I am editing this release, it’s basically a large single 3-hours recording that was released in different forms and splitted in different ways due to the length:
- CD: 77mins excerpt from 2hrs 42 mins
- 3LP: full recording splitted into 6 sides
- 3CD-R: full recording splitted into 3 parts
I am planning to structure the recordings this way:
Work
↓ ↓
↓ Event
↓ ↓
Full recording (standalone recording) [2:42:32]
- (has edit) CD recording [77:00]
- (has edit) CDr recording 1 [54:00]
- (has edit) LP recording 1A [26:59]
- (has edit) LP recording 1B [26:59]
- (has edit) CDr recording 2 [54:00]
- (has edit) LP recording 2A [26:58]
- (has edit) LP recording 2B [26:57]
- (has edit) CDr recording 3 [54:32]
- (has edit) LP recording 3A [26:59]
- (has edit) LP recording 3B [27:59]
I think this should represent the editing relationship relatively accurate. (The reason I put the LP per-side recordings as edit of the CDr recordings is the label mentioned that the CDrs feature the “complete digital mastering” used in the LP, so what I understand is that the 3 CDr recordings are in fact the same recordings of the 3 LPs, but been splitted further each into 2 sides due to the LP capacity.) There are some messy edits in the releases because I did not know about the standalone recording when I initially add the releases.

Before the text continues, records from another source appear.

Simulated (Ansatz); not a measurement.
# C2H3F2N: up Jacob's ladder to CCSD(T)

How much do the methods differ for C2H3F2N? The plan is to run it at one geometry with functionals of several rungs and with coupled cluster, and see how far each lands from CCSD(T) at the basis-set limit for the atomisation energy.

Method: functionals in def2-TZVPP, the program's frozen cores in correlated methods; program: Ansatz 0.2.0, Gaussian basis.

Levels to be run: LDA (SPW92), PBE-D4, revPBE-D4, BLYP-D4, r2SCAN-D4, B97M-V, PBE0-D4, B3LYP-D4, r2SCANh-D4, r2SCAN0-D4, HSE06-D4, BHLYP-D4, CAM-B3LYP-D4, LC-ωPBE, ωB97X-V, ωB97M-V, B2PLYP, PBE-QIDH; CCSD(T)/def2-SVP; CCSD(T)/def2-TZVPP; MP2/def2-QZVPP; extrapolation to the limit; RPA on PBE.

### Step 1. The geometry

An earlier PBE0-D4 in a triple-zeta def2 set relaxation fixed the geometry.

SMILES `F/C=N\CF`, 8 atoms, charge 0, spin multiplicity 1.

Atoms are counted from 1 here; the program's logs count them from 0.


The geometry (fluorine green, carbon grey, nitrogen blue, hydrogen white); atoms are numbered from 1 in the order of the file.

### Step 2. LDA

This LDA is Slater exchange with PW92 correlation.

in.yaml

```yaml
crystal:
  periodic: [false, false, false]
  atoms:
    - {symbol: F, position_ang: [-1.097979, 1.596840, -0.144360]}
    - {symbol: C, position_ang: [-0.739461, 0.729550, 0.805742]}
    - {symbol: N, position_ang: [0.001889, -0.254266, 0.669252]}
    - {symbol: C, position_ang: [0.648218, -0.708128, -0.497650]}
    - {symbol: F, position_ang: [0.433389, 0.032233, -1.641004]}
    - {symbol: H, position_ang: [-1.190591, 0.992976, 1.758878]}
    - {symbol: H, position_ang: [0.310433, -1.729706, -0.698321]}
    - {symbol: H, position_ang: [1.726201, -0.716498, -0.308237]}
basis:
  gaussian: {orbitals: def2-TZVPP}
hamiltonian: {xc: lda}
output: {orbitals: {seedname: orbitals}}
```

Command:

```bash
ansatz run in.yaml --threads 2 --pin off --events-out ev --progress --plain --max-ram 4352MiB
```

The question is, I now added all relative relationship (performer, recording of (work), etc.) to the Full recording with no problem, but I am not sure what relationship I should copy to the excerpted recordings. Like should I have all performer relationships in all of above recordings? Or should I not copy any of them to avoid redundancy (since there were only one “recording” happened) but just have the additional ones (edit of, editor, etc.) in the excerpt recordings?
In the two examples in the documentation none of the relationships but (recording of [work]) and (music videos) are inherited from the parent recordings to the edit ones. I could not find a related guideline though.
Personally I think either way makes some sense, just want to make sure if there’s any rule or common practice that I am missing.